Chain replication : how to build an effective KV-storage (part 1/2)

Anton Zagorskii
Published in
11 min readNov 22, 2018


In this article I’ll consider a system design of simple and effective KV-storages which use chain replication. Chain replication (CR) has been proved to have good performance and is under active research.

This is a first part of the big article (here is the second part) and it is organized as follows: first, we’ll talk about general approach and then we’ll consider implementations:

  1. State the problem and compare CR with the primary/backup approach.
  2. CR — basic approach.
  3. CR — apportioned queries.
  4. FAWN: a Fast Array of Wimpy Nodes.

1. Introduction

1.1 The problem

Let’s imagine that we want to design a very simple key-value storage system. The storage should have minimalistic interface:

  • write(key, object) : save/update key’s value.
  • read(key) : return key’s value.

We also know that the size of the dataset is relatively small — it fits entirely in one server (so we don’t need to think about sharding) and we expect a quite high amount of read/write queries.

Our goal is to design such a storage system which is able to cope with the high amount of queries (high throughput, HT), which satisfies high availability, HA criteria and which has strong consistency, SC.

Many system sacrifice SC to HA + HT because it is a very complex task to satisfy all three conditions. Amazon Dynamo was a great success in such systems and has given a boost for Dynamo-style DBs like Cassandra, Riak, Voldemort, etc.

1.2 Primary/Backup

P/B is the most popular approach to our problem. P/B has one primary server, N backup servers.

One of the P/B approaches is shown on the image above — it is when primary waits for the ACK from all backups before sending ACK to the client. There are many other variations of P/B setup:

  • Primary does total ordering over all write requests.
  • Primary sends ACK to the client as soon as one of the backups sent ACK.
  • Sloppy quorums and hinted handoffs.
  • Etc

A separate, stable process is needed to monitor cluster status and to provide cluster configuration. In case of a failure of the primary node the process initiates new elections, also the process decides what to do in case of a split brain. Basing on the requirements the process can be partially implemented as a part of the replication algorithm or as an additional tool (like zookeeper).

It is clear that sooner or later performance of the P/B approach will be bounded by two restrictions:

  • Performance of the primary node.
  • Amount of backup nodes.

More “stronger” consistency and more durability we need the faster we reach those restrictions.

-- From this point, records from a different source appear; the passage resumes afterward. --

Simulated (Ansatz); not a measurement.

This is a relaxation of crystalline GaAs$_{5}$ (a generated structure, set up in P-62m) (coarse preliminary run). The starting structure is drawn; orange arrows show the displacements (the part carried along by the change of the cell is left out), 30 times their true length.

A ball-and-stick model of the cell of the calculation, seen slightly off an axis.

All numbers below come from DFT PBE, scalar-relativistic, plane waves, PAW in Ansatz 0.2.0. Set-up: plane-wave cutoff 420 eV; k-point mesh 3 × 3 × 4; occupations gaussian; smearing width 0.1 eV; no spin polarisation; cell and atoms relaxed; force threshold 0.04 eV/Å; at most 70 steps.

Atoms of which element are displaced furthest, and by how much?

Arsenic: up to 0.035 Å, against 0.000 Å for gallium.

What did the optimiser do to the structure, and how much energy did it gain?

What about alternative approaches?

1.3 Chain replication

Basic components of CR are: a sequence (chain) of nodes with 2 special nodes — HEAD (receives requests from clients) and TAIL (end of the chain, provides the guarantee for consistency). Such chain has at least following properties:

  • Tolerates failure of up to n — 1 nodes.
  • Write performance is around write performance of P/B approach.
  • Cluster reconfiguration happens in case of HEAD failure happens much faster, for other nodes — around the same time as for P/B.

It is very important to note that chain replication requires a strong and reliable FIFO link between nodes.

Let’s consider different implementations of CR.

2. Chain replication — basic approach

2.1 Architecture

Clients send write requests to the head and read requests to the tail. The response always comes from the tail. When the head receives a request, it calculates the delta of the states, applies the change and propagates the delta down the chain. As soon as tail receives the delta, it sends ACK back through each node to the head. As you can see, if a read request returns some value X, that means it has been saved on all nodes.

2.2 Replication protocol

Let’s enumerate all nodes, starting from the head, then on each node i we will store the following data:

  • Pending(i) — list of received requests by not yet processed by the tail.
  • Sent(i) — list of not yet processed by the tail requests, sent to the node’s i successor.
  • History(i, key) — list of changes for the key. It could be either full history or just last value.

Note, that:


2.3 Coping with failures

As it has been already mentioned we need a special master process, which will:

  • Detect a failed node.
  • Notify predecessor and successor of the failed node.
  • Notify clients if the failed node is either head or tail.

We make an assumption that the master process never fails.

We also assume that our nodes are fail-stop, that means:

  • Server stops working in case of its failure, i.e. it never sends an incorrect response.
  • Such failure is always detectable by the master process.

Let’s consider how to add a new node: in theory, a new node can be added to any position in the chain, however adding to the tail seems as the most easier way to do it — we just need to copy the state of the current tail to the new node and notify old tail that it needs to transfer requests further to the new tail.

Finally, let’s consider possible failures:

  • Failure of the head.
    Remove the node from the chain and nominate its successor as the new head. Only requests from Pending(head) which have not been sent further will be lost, i.e. Pending(head) \ Sent(head).
  • Failure of the tail.
    Remove the node from the chain and nominate its predecessor as the new tail. Before that Sent(tail — 1) becomes empty (marked as processed by the tail), which makes Pending(tail — 1) smaller.
  • Failure of another node k.
    Master process notifies nodes k — 1 and k + 1 about the failure. There could be a loss of requests from Sent(k — 1) which actually have not reached node k + 1, so we resend Sent(k — 1) again and only after that makes k + 1 the successor of the k — 1.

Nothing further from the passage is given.